Wittinger stands tall as Illini end losing skid

Wittinger stands tall as Illini end losing skid

CHAMPAIGN — Alex Wittinger took an elbow to the nose in the first quarter while battling for a rebound.

The evidence was the cotton balls that were in her nostrils for the final three minutes of the opening quarter.

But, after a sprained right ankle kept Wittinger out for the entire second half of last Thursday's 72-50 loss at Purdue, it was going to take more than a bloody nose to prevent the 6-foot-2 senior forward on the Illinois women's basketball team from returning Sunday against Wisconsin.

Why? Well, the Badgers had no answers for Wittinger, who scored 24 points on 11-of-16 shooting and added 12 rebounds and three blocks, to carry the Illini to a 78-68 victory over Wisconsin in front of 1,844 fans at State Farm Center, ending Illinois' seasonlong nine game losing streak.

"I got a little elbow," Wittinger said. "You know, (the usual stuff). I just had the mindset of staying aggressive and hunting my shot and making sure I can get open for my teammates to get me the ball."

"My teammates were finding me at good times to face up, and kind of take my player wherever I needed to go," Wittinger continued. "We ran specific plays where that happened, or just in motion, and we did a good job of executing the game plan."

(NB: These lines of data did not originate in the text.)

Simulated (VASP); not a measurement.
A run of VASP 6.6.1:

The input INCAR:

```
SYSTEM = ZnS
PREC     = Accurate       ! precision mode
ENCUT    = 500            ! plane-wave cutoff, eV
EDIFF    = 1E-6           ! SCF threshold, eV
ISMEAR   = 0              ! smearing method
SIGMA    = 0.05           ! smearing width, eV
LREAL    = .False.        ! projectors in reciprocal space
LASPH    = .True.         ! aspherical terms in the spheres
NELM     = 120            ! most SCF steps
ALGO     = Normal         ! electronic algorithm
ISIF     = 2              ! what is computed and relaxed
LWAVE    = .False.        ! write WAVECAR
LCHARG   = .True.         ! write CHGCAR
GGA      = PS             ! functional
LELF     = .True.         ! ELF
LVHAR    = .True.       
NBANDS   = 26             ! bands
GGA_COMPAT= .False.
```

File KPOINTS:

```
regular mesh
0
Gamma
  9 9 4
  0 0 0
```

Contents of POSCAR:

An exasperated Jonathan Tsipis admitted after watching Wittinger wreak havoc for 31 minutes, including 19 in the second half, that his team tried almost everything to stop the Delano, Minn., native.

"We changed people on her. We changed defenses," the third-year Wisconsin coach said. "We tried to get in front of her. ... She imposed her will.

"We tried all three post players on her, Kelly Karlis actually did a good job I thought in the fourth quarter, and the last two minutes of the third quarter we tried to deny her the ball a little bit more, but even in the zone, she did a really good job of finding the open areas. She hurt us more in the fourth quarter with her energy.

"She did a really good job of mixing things up. She got into her jumper. She had really good opportunities where she got two feet in the paint and had us on our back and was able to get the ball up on the backboard and it's a credit to her."

Illinois (10-14, 2-11 Big Ten) protected a 42-40 lead at halftime, accounting for only the second time the Illini held an advantage after 20 minutes in a conference game this season.

Unlike their 64-56 loss to Northwestern on Jan. 27 at State Farm Center, in which the Illini squandered a 34-25 advantage entering the locker room at half, Illinois responded each time Wisconsin (11-13, 2-10) made a run.

After the Badgers pulled ahead 52-51 with 6:35 left in the third quarter, the Illini regained their footing and used the final two minutes of the third quarter to open up a cushion.

Wittinger scored six of the Illini's nine points during that stretch to stake Illinois to a 67-59 advantage entering the final period.

With the 6-foot-2 Karlis at least trying to limit Wittinger's post touches, the baton passed to Brandi Beasley to score for Illinois.

Beasley, who finished with 16 points and nine assists, hit some big shots down the stretch, including a jumper along the baseline that drew a lean from Illinois coach Nancy Fahey after the shot left the 5-foot-7 guard's fingertips.

Fahey could relax, as Beasley's shot dropped through the net to put the Illini ahead 75-64 with 3:29 left in regulation and essentially seal the win.

"The thing about Alex is it's tough to defend her," Beasley said. "She draws a lot of attention, and it kind of just opens up some stuff for other people to stay aggressive and hunt their shot, as well."

Ali Andrews (12 points) and Arieal Scott (10 points) joined Beasley and Wittinger in double figures for the Illini, who outrebounded the Badgers — the 25th-ranked rebounding team in the country entering Sunday's tilt at 42.8 rebounds per game.

Illinois outpaced Wisconsin 41-38 on the boards despite holding a 27-16 disadvantage at halftime.

"When the rebounding margin changes that significantly, especially when you get offensive rebounds, it brings a home-team crowd into the game," said Tsipis, whose team was led by Marsha Howard's 19 points and seven rebounds. "It can deflate a team, especially when it's deep in the shot clock because all of the sudden you're guarding for 45-50 seconds consecutively."

With the weight of Illinois' losing streak off her team's shoulders, Fahey, who was asked to give an opening statement, had a one-word response.

"Yay," she blurted out.

Fahey expanded later.

"I am really happy for the kids," said Fahey, a Wisconsin graduate, who added it was special to sing the Illinois alma mater in front of the home fans after a win again. "We kept knowing that we are getting better every day.

"We wanted to win. ... I was really proud of how we played for 40 minutes, and in particular the fourth quarter, just walking to the huddle and (the players) having a different look of we're not letting this one go."

For Wittinger, it was the first time in any of her four seasons that Illinois has reached double-digit wins. The Illini had won nine games in each of her previous three seasons. Wittinger wasn't making a big deal of it, even if it meant a Minnesota native beating a rival school from a neighboring state.

It was also Illinois' first Big Ten home win since Jan. 15, 2017, when the Illini beat Nebraska.

"A win's a win for any game, so I'm just glad we got the W," Wittinger said.